In this course we give a development of modern set theory. We begin with a develop of the $$\mathsf{ZFC}$$ axioms of set theory, and develop the basic properties of models of set theory. We give a rigorous presentation of ordinals and cardinals, and fundamental notions such as absoluteness and definability. We discuss independence and the incompleteness theorem as it pertains to set theory. We discuss inner models such as $$L$$ and HOD, and show, for example, that GCH holds in $$L$$. We develop forcing and us it to get various consistency results as well as a tool for proving theorems. We discuss combinatorial principles such as $$\diamond$$ and MA. Other topics as time permits.
We will not follow a single text exclusively, but a good reference is Set Theory, an Introduction to Independence Proofs by K. Kunen. Another good reference is Set Theory by T. Jech. We will also use class notes which I will post on the website.

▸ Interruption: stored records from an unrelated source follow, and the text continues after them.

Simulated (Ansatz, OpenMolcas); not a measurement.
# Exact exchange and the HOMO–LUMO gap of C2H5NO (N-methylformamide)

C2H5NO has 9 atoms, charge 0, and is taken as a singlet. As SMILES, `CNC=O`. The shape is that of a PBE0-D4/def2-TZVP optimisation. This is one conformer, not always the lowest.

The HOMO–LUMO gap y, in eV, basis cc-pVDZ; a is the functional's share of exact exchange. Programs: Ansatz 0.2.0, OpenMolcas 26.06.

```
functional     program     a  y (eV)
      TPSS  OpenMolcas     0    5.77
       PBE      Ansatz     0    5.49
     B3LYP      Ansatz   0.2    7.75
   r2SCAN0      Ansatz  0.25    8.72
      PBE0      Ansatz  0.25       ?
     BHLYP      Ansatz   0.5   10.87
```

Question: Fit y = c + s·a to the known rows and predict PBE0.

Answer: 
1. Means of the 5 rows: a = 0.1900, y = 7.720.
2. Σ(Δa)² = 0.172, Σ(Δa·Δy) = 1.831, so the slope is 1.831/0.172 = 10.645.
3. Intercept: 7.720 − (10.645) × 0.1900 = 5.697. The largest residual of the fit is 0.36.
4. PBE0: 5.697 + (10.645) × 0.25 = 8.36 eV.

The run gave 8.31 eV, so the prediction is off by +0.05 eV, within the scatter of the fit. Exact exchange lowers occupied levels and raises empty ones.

Here are two notes to get started. I will be modifying these notes as the class progresses.

HW #1.
1.) Exercise 21 in the notes: show that for all sets $$x_1,\dots,x_n$$, the set $$y= \{ x_1,\dots,x_n\}$$ exists.
2.) Exercise 24 in the notes: show that for any relation $$R$$ that $$\text{dom}(R)$$ and $$\text{ran}(R)$$ are sets.
3.) Show that $$\mathsf{ZF} \vdash \neg \exists x \, \forall y\, (y \in x)$$. Follow the informal argument of Russell's paradox, but give the argument rigorously from $$\mathsf{ZF}$$.
4.) Exercise 6 from the ordinal notes.

HW #2. Due Thursday, March 1.
1.) Write out a formula in the language of set theory $$\varphi(x,y)$$ which holds in a model of ZF iff $$y$$ is the transitive closure of $$x$$. Show that $$\mathsf{ZF} \vdash \forall x\ \exists y\ \varphi(x,y)$$.
2.) Show that if $$\alpha, \beta$$ are ordinals and each can be order-embedded into the other, then $$\alpha =\beta$$.
3.) View the exponential function $$f(n)=2^n$$ as being defined by recursion: $$f(0)=1$$ and $$f(n+1)= 2\cdot f(n)$$. Write a formula $$\varphi(m,n)$$ in the languge of set theory
which holds in a model of $$\mathsf{ZF}$$ iff $$m, n$$ are integers and $$n=2^m$$. You don't have to go down to the level of a formal wff just using $$\epsilon$$, but it should be clear that you could continue to do so.

HW #3.
1.) Let $$\alpha= \omega^3\cdot 2 +\omega^2\cdot 5 +3$$ and $$\beta= \omega^4\cdot 3 +\omega\cdot 6+7$$. Compute $$\alpha+\beta$$, $$\beta+\alpha$$, $$\alpha \cdot \beta$$, and $$\alpha^\beta$$.

2.) Let $$\kappa$$ be a strong limit cardinal. Show that $$\text{cof}(\gimel(\kappa)) >\kappa$$.

3.) Exercise 13 from the notes: Suppose $$\kappa$$ is a singular limit cardinal. Suppose there is a $$\lambda <\kappa$$ such that $$\lambda^{\text{cof}(\kappa)} \geq \kappa$$, and let $$\lambda$$ be the least such. Show that $$\text{cof}(\lambda) \leq \text{cof}(\kappa)$$. [hint: suppose $$\text{cof}(\kappa) < \text{cof}(\lambda)$$, and show that $$\lambda^{\text{cof}(\kappa)} <\kappa$$. You will need to show that $$\text{sup} \{ \mu^{\text{cof}(\kappa)} \colon \mu <\lambda\} <\kappa$$]

HW #4.
1.) Exercise 1 of the forcing notes: show every generic $$G$$ meets every predense set and every maximal antichain.

2.) Exercise 3 of the forcing notes: show that $$p \Vdash \neg \neg \varphi$$ iff $$p \Vdash \varphi$$.

3.) Exercise 2 of the continuum notes: show that $$\prod_{\alpha \in I} {\mathbb{R}}_{\text{std}}$$ is c.c.c.